‘Married… With Children’ Plots Animated Reboot With Original Cast
The hit sitcom Married… With Children could return as an animated series with its original cast in tow, Deadline reports.
The original series, which ran for 11 seasons between 1987 and 1997, centered around the Bundy family. Ed O’Neil played the patriarch Al — a high school football star-turned-shoe salesman — while Katey Sagal played his wife Peggy, Christina Applegate their daughter Kelly, and David Faustino as their son Bud.
That core four is reportedly set to reprise their roles in the animated series, which is being written by Family Guy’s current show runner and co-executive producer, Alex Carter. (It’s a fitting pairing considering Family Guy is very much a Married… With Children successor, down to the fact that that both shows featured talking family dogs.) While work on the animated Married… With Children reboot has reportedly been underway for over a year, the show is still being pitched to numerous networks and streaming services.
And while Married… With Children was never a true ratings behemoth, it was still a major hit for the then-new Fox network and it maintained a sizable audience throughout its seven year run (it even picked up seven Emmy nominations, though all in technical categories like lighting, costuming, and editing). The show also left a definitive mark on pop culture during the late-Eighties and Nineties thanks to its raunchy, boundary-pushing comedy — and the outrage it inspired.

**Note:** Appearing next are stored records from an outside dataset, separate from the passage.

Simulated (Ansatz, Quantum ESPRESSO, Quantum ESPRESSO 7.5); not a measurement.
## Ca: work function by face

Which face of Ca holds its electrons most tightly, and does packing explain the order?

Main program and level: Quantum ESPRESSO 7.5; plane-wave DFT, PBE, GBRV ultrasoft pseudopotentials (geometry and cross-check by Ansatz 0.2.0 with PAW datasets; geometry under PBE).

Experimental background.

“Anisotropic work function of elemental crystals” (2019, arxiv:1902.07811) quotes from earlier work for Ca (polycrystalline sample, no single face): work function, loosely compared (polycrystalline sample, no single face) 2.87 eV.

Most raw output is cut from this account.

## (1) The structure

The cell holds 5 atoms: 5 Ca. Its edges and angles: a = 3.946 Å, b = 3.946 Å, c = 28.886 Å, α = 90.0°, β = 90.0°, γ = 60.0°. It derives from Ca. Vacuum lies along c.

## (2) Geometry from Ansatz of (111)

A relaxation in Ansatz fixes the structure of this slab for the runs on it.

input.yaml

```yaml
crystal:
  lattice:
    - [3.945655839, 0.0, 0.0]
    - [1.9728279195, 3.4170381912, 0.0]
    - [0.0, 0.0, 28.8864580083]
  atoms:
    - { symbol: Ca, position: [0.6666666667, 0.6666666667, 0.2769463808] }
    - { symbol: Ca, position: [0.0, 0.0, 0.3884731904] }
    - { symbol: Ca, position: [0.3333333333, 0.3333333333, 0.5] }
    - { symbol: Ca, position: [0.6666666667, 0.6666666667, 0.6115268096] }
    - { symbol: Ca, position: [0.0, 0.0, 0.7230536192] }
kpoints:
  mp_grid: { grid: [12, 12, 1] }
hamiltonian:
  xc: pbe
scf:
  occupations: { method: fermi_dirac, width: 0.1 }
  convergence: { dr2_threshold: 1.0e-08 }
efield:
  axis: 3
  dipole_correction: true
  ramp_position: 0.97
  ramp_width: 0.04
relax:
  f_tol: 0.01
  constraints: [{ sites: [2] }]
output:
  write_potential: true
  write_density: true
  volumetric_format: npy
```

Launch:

For instance, a right-wing advocacy group, the Parents Television Council, put the series at Number One on its list of the “Top 10 Least Family Friendly Shows” of 1996 and 1997 (the group railed against its “disgusting brand of ‘family values,’ which included insulting other family members, crude jokes, and bathroom humor”). Even more notoriously, the show was targeted early in its run by the anti-obscenity activist Terry Rakolta, who tried to lead a boycott, but only ended up boosting the show’s profile.
In an interview with Marc Maron on WTF last year, Sagal even quipped, “We sent [Rakolta] flowers every year. She tried to get us off the air and all it did was get us on the front of The New York Times. And it doubled our audience.”